Time will become our friend if we turn it moment by moment into ever more perfect actions. To strive to achieve what you want, effectively, creatively, with inspiration—that is the gist of the matter. The fundamental principle is that we either use time or lose it. To use our personal time is one of the most important personal habits essential to “contemporary” Christianity. But we must remember that the very term, “using time”, is inaccurate. Man cannot do anything with time itself, he can neither hurry it nor slow it down, neither save nor lose it. Least of all is man able to “control” it. The question is, what will we do within the boundaries of the time given us, how will we plan our affairs, organize them, in what order will we take them on, and what purpose will we accord them? We can only manage ourselves within the time given us. It is only in this sense that the imprecise expression, “to manage one’s time” can be applied. But do we have enough strength to do this? From childhood we are taught simple words of wisdom: Complete the task, and you can confidently enjoy yourself. There is time for work, and time for play. And beyond that? Oh, what guile do we not think up to justify our own indolence! There will be time to do it; one is wiser in the morning than in the evening; look, it is going to resolve itself; today I am not in shape, but tomorrow I will certainly do it better; you need to get a lot of rest before doing serious work; again, they are keeping me from doing my work. Our cunning stratagems are endless, and our disingenuousness knows no bounds. And no matter to whom one might say such words, they are all ultimately addressed to oneself. We deceive ourselves and only ourselves. And the paybacks for such seemingly innocent deception are neglected illnesses, unfinished tasks, and perhaps even a ruinous fate. After all, everything begins with trivialities…

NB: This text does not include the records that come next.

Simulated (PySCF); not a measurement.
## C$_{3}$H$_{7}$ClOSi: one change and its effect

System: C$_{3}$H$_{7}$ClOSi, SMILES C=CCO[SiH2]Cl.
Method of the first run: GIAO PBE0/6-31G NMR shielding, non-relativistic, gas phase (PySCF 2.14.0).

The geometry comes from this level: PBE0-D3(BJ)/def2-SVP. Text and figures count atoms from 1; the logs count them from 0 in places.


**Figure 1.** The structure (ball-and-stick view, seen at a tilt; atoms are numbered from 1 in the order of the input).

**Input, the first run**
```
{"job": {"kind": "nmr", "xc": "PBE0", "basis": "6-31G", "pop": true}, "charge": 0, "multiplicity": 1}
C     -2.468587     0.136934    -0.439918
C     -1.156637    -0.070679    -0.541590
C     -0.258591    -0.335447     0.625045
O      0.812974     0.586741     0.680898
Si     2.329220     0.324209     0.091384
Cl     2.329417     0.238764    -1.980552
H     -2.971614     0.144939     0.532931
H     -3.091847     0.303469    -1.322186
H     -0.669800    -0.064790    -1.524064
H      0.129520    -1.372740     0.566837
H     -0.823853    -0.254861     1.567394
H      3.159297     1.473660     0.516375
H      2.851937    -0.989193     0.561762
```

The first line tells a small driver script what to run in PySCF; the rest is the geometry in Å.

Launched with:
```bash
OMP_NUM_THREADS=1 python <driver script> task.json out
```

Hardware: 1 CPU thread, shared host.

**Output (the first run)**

“You have a lot of homework. Do at least part of it,” says mother.
“Nonsense, it will get done. May I go play football? Okay?” That is something typical during our childhood. Football goes on until late evening, the homework is not done, and the next day a big “D” appears in the ledger. Unfortunately, we have not learned anything from life. As adults, we sometimes procrastinate just as easily in doing unpleasant tasks and responsibilities. However, while in childhood we may have been naive and guileless, with age we have developed a system of explanations/excuses for any given situation in life, and already have difficulty distinguishing between actual impediments to solving our problems and our preconceived notions. We make good resolutions to correct our life, and once again forget about them. What are we, slaves to an overwhelming schedule, to do?
First, you have to apply some time on [working on] yourself.
The more we think about time, the more we realize how unique is that resource. Time is not simply something that you “receive,” or “have.” It cannot be borrowed from someone else who seemingly has more than enough. When your time passes away, so does your life. And how you spend your time, perhaps more than anything else, determines what kind of person you are: your values, your beliefs and goals, your uniqueness as an individual. Thus, devoting time to yourself, to your personal growth, development, and habits, is essential toward serving God and your neighbor.
I would like to close with the words of Apostle Paul, As we have therefore opportunity, let us do good unto all men, especially unto them who are of the household of faith… (Gal. 6:10).